What is Noise Cancellation

Noise cancellation headphones, whilst becoming increasingly common, are still poorly understood. The basic concept that anti-sound is created to neutralise incoming noise is not wrong but it really leaves more questions than answers.

A product that claims to have noise cancellation may or may not offer a real benefit to the user. Why is this? The noise cancellation system aims to create “anti-noise” to reduce the apparent noise level at the ear, however an inevitable consequence of creating the anti-noise is that some frequencies will also be boosted in level. If the noise cancellation is designed poorly the added noise will be worse or equal to the noise reduction, in which case the design has failed. The user may hear a “difference” when the noise cancellation is switched on, but that difference doesn’t necessarily mean the noise cancellation is a net benefit. With careful design the added noise will be insignificant and the user will benefit from a quieter environment. Many producers take advantage of the consumers limited understanding of noise cancellation to sell products that claim to have noise cancellation (along with vague claims of dB reduction or % reduction) when in fact the end user doesn’t really get the benefit they expected.

Noise Cancellation Level Explained

Noise cancellation products often claim “18dB reduction” or “reduces up to 90% of background noise” but what does this really mean?

Firstly watch out for the language tricks like “up to”, this necessarily implies there may be much less noise reduction and the stated value is only a possible maximum.

The common practice in the industry is to quote noise reduction level that is the maximum level of reduction at a single frequency point, it does not mean that all sounds are reduced by this amount!

A typical high-end noise reduction headset will offer around 18dB reduction at 200Hz, but as the frequency goes up the reduction level reduces and by the time it reaches, say, 600Hz for an over ear headphone, the noise reduction has reduced to 0dB (similarly as the frequency goes down, below 200Hz, the level of reduction also drops off to 0dB).

Now this bring us to the next type of claim, that being the % reduction. This is really the most deceptive way of specifying amount of noise reduction. This is often simply a mathematical trick of converting the dB number into a % number, there may also be other methods of calculating a % unfortunately no one tells you how they arrive at the figure.

So does an 18dB NC headphone reduce noise by 18dB? No, it reduces SOME noise by 18dB. Does a “reduces up to 90% of background noise” headphone really eliminate 90% of noise? No, it reduces SOME noise frequencies by 90% only. So far there is no international standard for specifying the noise cancellation level of a headphone, the consumer must decide based on reviews, brand reputation or personal experience.

Ideal Headphone Frequency Response

What is the ideal headphone frequency response. Well no one really has a perfect answer to that. One thing we do know is that a “perfectly flat” response –  a well established goal for loudspeakers – is not suitable for headphones and earphones.

The problem is firstly made difficult by various ways to measure headphone and earphone responses. In other words, it depends on the test jig.

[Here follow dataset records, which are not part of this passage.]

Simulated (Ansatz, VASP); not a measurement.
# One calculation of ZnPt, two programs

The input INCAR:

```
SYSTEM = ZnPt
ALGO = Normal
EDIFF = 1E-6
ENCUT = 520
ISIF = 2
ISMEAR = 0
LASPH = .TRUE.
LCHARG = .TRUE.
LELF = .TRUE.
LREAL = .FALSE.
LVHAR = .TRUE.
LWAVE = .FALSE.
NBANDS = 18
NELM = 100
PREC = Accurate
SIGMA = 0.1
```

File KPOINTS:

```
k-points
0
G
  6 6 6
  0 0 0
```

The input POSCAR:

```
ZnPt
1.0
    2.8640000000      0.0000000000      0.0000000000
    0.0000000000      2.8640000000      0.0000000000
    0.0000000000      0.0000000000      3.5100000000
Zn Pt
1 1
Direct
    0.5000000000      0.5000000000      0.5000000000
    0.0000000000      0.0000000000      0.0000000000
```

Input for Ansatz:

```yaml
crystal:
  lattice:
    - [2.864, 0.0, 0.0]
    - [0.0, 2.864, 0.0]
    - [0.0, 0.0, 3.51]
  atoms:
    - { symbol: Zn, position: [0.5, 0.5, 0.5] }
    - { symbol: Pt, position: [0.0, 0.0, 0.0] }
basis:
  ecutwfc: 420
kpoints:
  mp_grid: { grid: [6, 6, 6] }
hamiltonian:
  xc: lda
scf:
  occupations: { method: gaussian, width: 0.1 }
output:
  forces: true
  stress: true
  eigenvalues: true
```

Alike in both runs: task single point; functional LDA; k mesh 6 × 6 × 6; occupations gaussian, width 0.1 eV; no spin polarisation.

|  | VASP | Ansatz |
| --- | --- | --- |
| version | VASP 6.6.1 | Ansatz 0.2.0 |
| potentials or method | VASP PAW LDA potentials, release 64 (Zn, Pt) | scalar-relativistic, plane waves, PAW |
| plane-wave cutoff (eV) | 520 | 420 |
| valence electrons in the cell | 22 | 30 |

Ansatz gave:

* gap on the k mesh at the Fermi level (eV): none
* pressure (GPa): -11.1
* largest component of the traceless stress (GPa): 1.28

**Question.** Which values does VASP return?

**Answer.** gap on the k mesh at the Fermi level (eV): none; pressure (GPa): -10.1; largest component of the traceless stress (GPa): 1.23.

There are some characteristics about the outer ear that mean we get a different experience when the sound arrives from the free field compared to being delivered in a closed earphone cavity, despite the two having a very similar response shape, perhaps some subtle cues coming from reflection around the pinna or an inconsistency with the vibrations ariving through the body. “the missing 6dB” is a phrase used sometimes to highlight the fact that headphones generally need a strong bass response to sound good, perhaps to compensate for the lack of vibration coming through the body as would be the case for sound from a loudspeaker. The answer really is to sit down with a good parametric EQ and fiddle with it until you get the sound you want. Then that response can be implemented into the headphone.

Factory Quality Control

The thing to remember with an OEM assembly factory is they make the maximum profit by doing the minimum possible. So if a buyer asks a factory to do their own “standard” QC (Quality Control) checks, chances are the factory will default to doing essentially nothing. By doing absolute minimal or no quality checking the factory reduces their labour cost and the product failure rate to extract the most profit out of the 15-20% margin they have on the BOM. Put in a Wavefounder Production Intel Solution and take control of the product quality.

Feedback vs Feedforward noise cancellation

Feed-forward means that the noise is measured at some “remote” location and that the measurement is used to create an anti-noise signal inside the headphone or earphone. The designer must decide in advance what happens to the noise as it moves from the remote location into the headphone and setup some signal processing based on this prediction.

Feedback means the noise is measured at the same place as the anti-noise signal is produced, i.e. Inside the headphone. There is no need to guess what will happen to the noise in future, it is being instantaneously measured and corrected.

Both styles of noise cancellation have advantages and disadvantages. For feed-forward there are problems such not being able to deal with noise getting into the headphone (e.g. Through the body) that the remote measurement does not know about, it is susceptible to wind noise pickup, that is noises measured by the remote sensor that do not enter the headphone. Feedback presents much more difficult design processes. We prefer feedback, take on the design challenge in the lab and let the user enjoy the performance advantages!